Last week, I tried (keyword: tried) to re-evaluate Cliff Lee‘s trade value (you can read that piece here). The conclusion I came to is that there is certainly going to be a market for Lee, just probably not one where the Phillies get a blue-chip prospect in return for Lee and don’t have to eat a majority of the at least $37.5 million (that’s if his 2015 option doesn’t vest and his team choose to buy him out after 2014 for $12.5 million) that Lee is owed over the next two seasons.
Jeff Passen of Yahoo! Sports agrees with my sentiment about there being a market for Lee.
8. Cliff Lee shows, dealing a $20 million-a-year-plus player isn’t exactly a cake walk, especially when the trading team doesn’t want to swallow any of that salary. Another year at $25 million remains on the 35-year-old Lee’s deal, plus at least $12.5 million worth of a buyout on a 2016 option (or a $27.5 million salary if he throws 200 innings next season and the option vests).
At minimum, that’s about $55 million for the rest of this year and next year. For a pitcher currently on the DL with an elbow issue. Which hasn’t gotten better.

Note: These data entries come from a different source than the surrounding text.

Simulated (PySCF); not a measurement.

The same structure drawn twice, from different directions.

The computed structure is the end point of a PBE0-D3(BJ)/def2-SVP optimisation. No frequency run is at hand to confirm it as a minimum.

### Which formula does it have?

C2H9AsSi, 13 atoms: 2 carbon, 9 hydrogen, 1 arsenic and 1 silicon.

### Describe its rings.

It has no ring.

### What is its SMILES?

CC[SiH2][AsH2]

For the time being, Lee still isn’t throwing and a return from the disabled list seems like it will come later, rather than sooner. If Lee is able to return in late June or early July and catch fire, then hey, maybe he recoups a majority of his trade value.
The problem is that Lee is 35 year-old, who has been even more hit-table than usual this season, and mix in concerns about an elbow injury, and his trade value isn’t exactly at an all-time high.
Because he’s Cliff Lee – because if healthy, he’s still one of the best – there will be interest. Knowing the market, though – or knowing it as well as a GM who generally struggles with market dynamics can – the idea of reloading a farm system and achieving salary relief with Lee simply will not happen. The Phillies need to make a choice: give themselves a chance to reload in free agency or infuse a system in dire need of prospects to complement the dynamic J.P. Crawford and Maikel Franco.
If you can get a few A level prospects in a Cliff Lee trade and only end up eating $10 or $15 million for him after this season, then go ahead and do that. Chances are, that isn’t happening. Despite the fact that Lee is only a year removed from being an All-Star and has a tremendous playoff pedigree, taking on a majority of Lee’s deal (which could total $52.5 million over the next two seasons if his 2016 option vests) and giving up elite talent in your farm system wouldn’t really make sense even for a contender. Let the Phillies be the example, if you move your top prospects and strap yourself financially for someone in his mid-30’s, things don’t usually work out that well for your team.
As Passen was careful to point out in his article, pitchers like James Shields, who are only rentals and will cost less of a prospect or financial hit, may make more sense for contenders looking to add another ace at the deadline. And the longer Lee remains out with an elbow issue, the more that point becomes true.
While I’m not a doctor and I can’t predict when Lee is able to come back and what is long-term health is, I know that if the Rays decide to ask for an enormous haul for David Price, it might make Lee more of an attractive consolation prize to teams. Make no mistake, though, Lee isn’t going to be setting the standard for the market at this point in his career.
Also keep in mind that the longer Lee remains out, the shorter amount of time that he will have to prove to teams that he is healthy before the deadline. So if Phillies don’t get the interest that they want before the July 31st trade deadline, don’t be surprised if they hold onto Lee and waive him in August. At least one or two teams would be desperate enough to claim Lee then, and while the Phillies won’t see any return of top prospects, it’s very realistic that whoever claimed him would take on a majority, if not all, of his salary and give the Phillies some serious financial flexibility for the first time in a few off-seasons.